Small arms procurements for internal security agencies could be a step toward more substantial purchases of U.S. hardware for Vietnam’s military.

Why the US Should Cooperate More Closely With Vietnam’s Public Security Ministry

U.S. Secretary of State Mike Pompeo and Vietnamese Minister of Public Security To Lam elbow as a greeting ahead of a meeting in Hanoi, Vietnam, Friday, October 30, 2020.

Credit: Hoang Thong Nhat/VNA via AP

On March 11, Reuters reported that several U.S. firms led by the U.S.-ASEAN Business Council visited Hanoi to broker a deal that would facilitate the supply of gear to Vietnam’s police. It was the largest U.S. business delegation to Vietnam after the elevation of U.S.-Vietnam ties to a Comprehensive Strategic Partnership (CSP) in September. Although the details of the meeting between the Council and Vietnam’s Ministry of Public Security (MPS) were not made public, after the meeting Deputy Minister Luong Tam Quang encouraged the Council to assist Vietnam enhance its cyber defense capabilities and modernize the Ministry’s equipment and capabilities. Earlier in March, Vietnam’s Public Security Minister To Lam met U.S. Ambassador to Vietnam Marc Knapper. Both sides expressed support for more cooperation between Vietnamese and U.S. law enforcements under the framework of the U.S.-Vietnam CSP.

U.S. cooperation with Vietnam’s MPS does not receive as much attention as its engagements with Vietnam’s military. U.S.-Vietnam security cooperation is often measured in the number of patrol boats or cutters that Washington transfers to Vietnam, the frequency and number of visits to Vietnamese ports by U.S. aircraft carriers, or the political significance of military agreements between the two sides. However, a more holistic analysis would take the MPS’ role in developing U.S.-Vietnam relations more seriously. In contrast with the military, which is tasked with defending Vietnam’s external security, the MPS is responsible for the country’s internal security. The MPS assumes two important roles in Vietnam’s security policies. First, it ensures that the Communist Party of Vietnam (CPV) can maintain internal unity and political stability against foreign interference and domestic opposition. Second, the MPS makes security recommendations to the CPV and contributes to the people’s warfare doctrine.

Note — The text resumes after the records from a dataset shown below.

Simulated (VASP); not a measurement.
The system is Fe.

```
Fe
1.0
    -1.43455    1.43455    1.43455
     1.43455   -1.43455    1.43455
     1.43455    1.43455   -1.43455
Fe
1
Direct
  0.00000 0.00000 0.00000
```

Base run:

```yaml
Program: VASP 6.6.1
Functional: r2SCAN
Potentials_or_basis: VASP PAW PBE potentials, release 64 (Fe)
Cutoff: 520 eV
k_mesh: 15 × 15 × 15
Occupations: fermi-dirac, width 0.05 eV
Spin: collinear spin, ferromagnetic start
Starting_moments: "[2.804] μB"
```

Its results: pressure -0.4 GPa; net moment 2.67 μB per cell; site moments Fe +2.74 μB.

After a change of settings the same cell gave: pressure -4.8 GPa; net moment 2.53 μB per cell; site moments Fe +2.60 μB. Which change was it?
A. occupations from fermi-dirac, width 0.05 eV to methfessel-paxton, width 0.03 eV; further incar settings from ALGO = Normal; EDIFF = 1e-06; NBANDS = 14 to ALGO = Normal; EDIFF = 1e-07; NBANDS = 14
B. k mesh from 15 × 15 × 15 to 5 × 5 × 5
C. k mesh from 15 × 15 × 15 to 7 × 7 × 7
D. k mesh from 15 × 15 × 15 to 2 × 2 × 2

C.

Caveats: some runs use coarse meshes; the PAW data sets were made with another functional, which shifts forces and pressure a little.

Importantly, the CPV treats both the military and the MPS as two arms serving the same purpose: ensuring the survival of a CPV-led Vietnam against all opposition, foreign or domestic. In addition to enhancing cooperation with Vietnam’s military to balance against China, the U.S. thus needs to recognize the importance of engaging the MPS to assuage Hanoi’s fear of a U.S.-backed “color revolution.” At a time when China is exerting pressure on Vietnam to not cooperate too closely with the U.S. on defense matters, cooperation between the U.S. and the MPS would also provide an alternative channel for low-key security cooperation with no less political significance.

It is not surprising that as Vietnam’s external situation evolves, the MPS, simultaneously with the military, is undergoing a period of force modernization to prepare for new forms of subversion. The CPV recognizes that as the country is opening itself more to the world, “hostile forces” could exploit the opening to undermine the CPV’s authority, and that the task of ensuring internal security is now even more important. Vietnam’s Politburo passed Resolution 12-NQ/TW in March 2022 on modernizing the police force to better meet requirements and carry out missions under “new circumstances.” In June 2022, Vietnam’s National Congress passed a law on the responsibility of the Mobile Police Force (Cảnh Sát Cơ Động), affirming again that they have the authority to use force to crack down on domestic unrest and terrorism. The law also called for purchases of helicopters and airplanes to equip the Mobile Police Force.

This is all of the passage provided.